However, in recent decades the core structures of the MEC have been subject to change. Despite the continued centrality of coal to the country’s political economy, the historical influence of some of the MEC’s core features over the country’s growth path are declining in importance. New models of electricity generation based on renewable energy technologies and decentralised systems are growing in significance. Electricity prices are no longer as cheap, demand for some of the country’s high carbon exports, including locally produced iron and steel are predicted to decline, and the country’s GDP is increasingly dependent on the financial sector.

 With this context in mind, this presentation will explore key changes in South Africa’s electricity sector a within the context of the growing national and international narrative around the ‘just transition’, which has become a core discourse within national climate policy and increasingly, industrial and economic policy. Thus far however, there is no national consensus regarding how the just transition should be realised and how to manage the process of winners and losers. 

Unfair Energy Transition in Galicia: The case of wind energy

Xavier Simón
CISPAC

The presentation at UVIGO’s Post-Growth Inn Lab workshop will have two parts:

In a first, the framework of energy justice will be presented, considering the procedural, distributive and recognition components, adapting the framework to the development of wind farms.

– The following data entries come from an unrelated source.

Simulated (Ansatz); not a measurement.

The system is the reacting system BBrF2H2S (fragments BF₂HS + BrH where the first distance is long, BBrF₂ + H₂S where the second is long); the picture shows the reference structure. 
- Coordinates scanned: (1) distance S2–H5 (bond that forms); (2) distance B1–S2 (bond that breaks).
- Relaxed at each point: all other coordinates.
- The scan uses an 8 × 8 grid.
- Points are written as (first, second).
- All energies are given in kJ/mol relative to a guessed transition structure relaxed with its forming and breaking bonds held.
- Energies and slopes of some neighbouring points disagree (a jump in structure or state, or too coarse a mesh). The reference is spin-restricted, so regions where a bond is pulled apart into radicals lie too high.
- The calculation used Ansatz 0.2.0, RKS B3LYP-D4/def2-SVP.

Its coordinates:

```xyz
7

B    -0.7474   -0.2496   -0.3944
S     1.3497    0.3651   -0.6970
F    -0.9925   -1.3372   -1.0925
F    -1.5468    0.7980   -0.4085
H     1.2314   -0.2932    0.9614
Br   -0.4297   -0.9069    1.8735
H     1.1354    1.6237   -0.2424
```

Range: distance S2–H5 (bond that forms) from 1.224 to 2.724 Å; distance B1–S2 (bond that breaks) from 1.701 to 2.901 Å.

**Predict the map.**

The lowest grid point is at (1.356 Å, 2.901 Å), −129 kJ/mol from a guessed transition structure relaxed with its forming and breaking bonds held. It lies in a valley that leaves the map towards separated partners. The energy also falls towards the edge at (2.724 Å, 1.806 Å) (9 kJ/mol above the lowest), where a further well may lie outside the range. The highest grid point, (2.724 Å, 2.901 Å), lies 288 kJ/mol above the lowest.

Secondly, the results of the analysis of the wind energy installation process in Galicia will be presented, with special mention being made of the first two components of energy justice.

Finally, an open debate will be opened with the cases of India and SAF, highlighting that other forms of energy transition are needed, looking beyond the reduction of CO2 emissions with new energy sources.

Energy Democracy Experiments in Agrarian India

Aviram Sharma
Post-Growth Innovation Lab, University of Vigo, Spain

Energy democracy (ED) is advocated as a tool to move towards a renewable-based, just energy transition by activists and scholars in many industrialised countries. Advocates promote it as a transformative concept ensuing wider democratic engagement of diverse marginalised actors and local communities in energy governance, whereas critiques depict it as a new buzzword. The debate on energy democracy is still largely limited to Western, industrialised countries. Against this backdrop, we will analyse how the concept of ED is employed by activists, NGOs and scholars in agrarian India to drive a low-carbon transition. Rural and agrarian areas have emerged as hot spots where state and non-state actors are implementing several renewable energy-based interventions. Agrarian societies of the Global South are often divided along deep socioeconomic fault lines. Material possessions and resource use are limited, and the environmental subjectivities of the rural public are quite different from those of the post-industrial societies. In such a situation, how does the democratic participation of diverse unequal groups play out in governing the low-carbon transition envisioned by NGOs and other civil society actors? Drawing from the Dharnai experiment of Greenpeace India from rural Bihar, this paper will explore the opportunities and limitations of operationalising the concept of energy democracy in a resource-constrained, hierarchical and unequal society, which is witnessing rapid transformation. This talk will contribute to theorising energy democracy ideals in spaces beyond the liberal democracies of the West.